TORONTO.- The Art Gallery of Ontario announced an extraordinary gift of contemporary artworks from the Estate of Philip B. Lind. A tremendous supporter of Canadian artists and museums, these 37 works are from the late Phil Lind’s personal collection and span the spectrum of his collecting interests between the years 2002-2023. Featuring artworks by 24 Canadian and international artists including photographs, lightboxes, sculptures, paintings, drawings and editions, the gift will go on view this fall in the new exhibition Light Years: The Phil Lind Gift.

“Phil Lind was a leader.” says Stephan Jost, Michael and Sonja Koerner Director, and CEO of the Art Gallery of Ontario. “While well recognized for his work in the business world, he was positively progressive in his taste of Contemporary Art. He acquired very selectively and of the highest quality. He was most passionate about Canadian artists who are globally known, such as Jeff Wall, Rodney Graham, Stan Douglas and Philip Guston. He also collected art by some of the most important contemporary artists such as William Kentridge, John McCracken and Ai Weiwei. Phil’s gift to the AGO is a reflection of the quality and depth of his character.”

Among the largest gifts of contemporary art in the AGO’s history, the Phil Lind gift includes key works by Vancouver school artists Roy Arden, Stan Douglas, Rodney Graham and Jeff Wall, and will considerably bolster the AGO’s holdings by these renowned artists. The gift arrives at a significant moment for the AGO, as construction continues on the Dani Reiss Modern & Contemporary Gallery, a 40,000 sq. foot expansion designed to showcase the AGO’s growing collection of Modern & Contemporary Art.

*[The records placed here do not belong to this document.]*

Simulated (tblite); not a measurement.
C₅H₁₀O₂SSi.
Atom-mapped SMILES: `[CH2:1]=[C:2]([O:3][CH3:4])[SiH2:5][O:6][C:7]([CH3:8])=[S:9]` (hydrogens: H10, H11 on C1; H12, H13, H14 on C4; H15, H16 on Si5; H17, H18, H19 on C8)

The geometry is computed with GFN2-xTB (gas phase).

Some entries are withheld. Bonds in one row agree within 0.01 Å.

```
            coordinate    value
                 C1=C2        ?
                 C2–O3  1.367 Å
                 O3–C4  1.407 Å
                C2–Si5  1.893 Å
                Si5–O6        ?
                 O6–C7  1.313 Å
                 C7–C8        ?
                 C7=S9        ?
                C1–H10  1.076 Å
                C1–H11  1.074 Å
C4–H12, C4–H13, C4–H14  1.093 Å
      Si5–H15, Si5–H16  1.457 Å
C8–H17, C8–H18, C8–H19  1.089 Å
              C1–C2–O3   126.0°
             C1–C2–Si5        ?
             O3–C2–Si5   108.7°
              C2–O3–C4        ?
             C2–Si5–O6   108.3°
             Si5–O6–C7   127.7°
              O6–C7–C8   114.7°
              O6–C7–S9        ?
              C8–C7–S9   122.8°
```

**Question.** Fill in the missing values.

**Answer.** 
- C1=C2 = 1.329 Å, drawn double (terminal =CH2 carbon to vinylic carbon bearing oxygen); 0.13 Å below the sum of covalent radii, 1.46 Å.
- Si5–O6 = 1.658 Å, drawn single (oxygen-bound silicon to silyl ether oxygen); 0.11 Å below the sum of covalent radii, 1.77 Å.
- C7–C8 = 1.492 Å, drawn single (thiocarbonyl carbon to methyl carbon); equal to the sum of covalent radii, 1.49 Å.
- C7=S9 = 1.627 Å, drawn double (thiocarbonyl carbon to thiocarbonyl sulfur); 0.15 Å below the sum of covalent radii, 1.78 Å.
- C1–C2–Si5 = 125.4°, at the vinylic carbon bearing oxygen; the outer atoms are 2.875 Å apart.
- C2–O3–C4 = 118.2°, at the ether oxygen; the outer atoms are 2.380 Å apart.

“Art brought our father great pleasure. A lifelong advocate for contemporary and modern art at the AGO, his support for exhibitions, acquisitions and the forthcoming Dani Reiss Modern & Contemporary Gallery was fueled by his personal and professional conviction that organizations thrive through great programming,” says Jed Lind, Phil Lind’s son. “It is thus fitting that he left the most significant works in his collection to the AGO for their new expansion and for the public at large to enjoy and consider. It is the hope of my sister, Sarah, and I that this gift will encourage other private collectors to follow in his footsteps. With this our family hopes to inspire others.”

The gift includes artworks by Roy Arden, Bernd and Hilla Becher, Chris Burden, Andrew Dadson, Thomas Demand, Stan Douglas, William Eggleston, Antony Gormley, Rodney Graham, Andrew Grassie, Philip Guston, William Kentridge, John Massey, John McCracken, Julian Opie, Bettina Pousttchi, Thomas Ruff, Allan Sekula, Laurie Simmons, Wolfgang Tillmans, Jeff Wall, Christopher Williams and Erwin Wurm.

Established in 2016 to support emerging artists working with photography, film, and video, the Philip B. Lind Emerging Artist Prize at The Polygon Gallery in Vancouver reflects Phil Lind’s own personal and family connections to British Columbia. This fall, in tandem with the Phil Lind Gift to the AGO, The Polygon Gallery proudly announces a new $1 million endowment from the Lind estate that will increase the value of the Prize and henceforth be awarded every two years. With this move, the prize becomes one of this country’s most significant.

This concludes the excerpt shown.